Q3: What’s the difference between a supercapacitor and an ultracapacitor?

Nothing meaningful — they’re the same technology. “Ultracapacitor” was a trademark term originally used by Maxwell Technologies for their EDLC products. “Supercapacitor” is the more common generic term. “EDLC” (Electric Double-Layer Capacitor) is the most technically precise term for the pure electrostatic type. You’ll see all three terms in datasheets and application notes referring to the same devices.

Q4: How do I measure the actual capacitance and ESR of a supercapacitor in my lab?

Standard LCR meters don’t work well for supercapacitors because the capacitance is measured at frequencies (1 kHz, 100 Hz) where the EDLC behaves more like a resistor than a capacitor. The correct method per IEC 62576 is a constant-current discharge test: charge to rated voltage, apply a constant discharge current, and measure the time to discharge between two voltage setpoints. C = I × Δt / ΔV. For ESR, apply a current step and measure the instantaneous voltage jump before the capacitor voltage changes — ESR = ΔV_instantaneous / I_step. A data acquisition system sampling at >1 kHz makes this straightforward.

Q5: Do supercapacitors have polarity? What happens if I reverse-connect one?

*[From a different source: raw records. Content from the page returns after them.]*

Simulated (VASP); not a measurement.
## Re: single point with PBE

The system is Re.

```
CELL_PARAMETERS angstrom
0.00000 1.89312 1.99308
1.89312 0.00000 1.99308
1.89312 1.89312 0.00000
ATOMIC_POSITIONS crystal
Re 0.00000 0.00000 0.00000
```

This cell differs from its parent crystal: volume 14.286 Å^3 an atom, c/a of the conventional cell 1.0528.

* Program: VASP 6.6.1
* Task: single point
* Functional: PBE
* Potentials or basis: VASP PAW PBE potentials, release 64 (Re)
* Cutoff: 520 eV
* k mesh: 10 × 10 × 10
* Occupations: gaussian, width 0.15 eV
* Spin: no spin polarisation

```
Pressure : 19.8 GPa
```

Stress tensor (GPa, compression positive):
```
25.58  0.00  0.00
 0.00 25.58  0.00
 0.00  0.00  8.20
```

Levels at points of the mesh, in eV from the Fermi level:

Yes, most EDLC supercapacitors are polarized — they have a positive and negative terminal that must be observed during installation, just like electrolytic capacitors. The terminals are clearly marked on the package. Reverse-connecting a supercapacitor causes the electrolyte to decompose rapidly, generating gas and heat, which can rupture the cell casing. Some specialty supercapacitors are designed for bipolar (AC) operation using symmetric activated carbon electrodes in aqueous electrolyte, but these are a minority of the market. Always check the datasheet and observe polarity marking during board assembly and testing.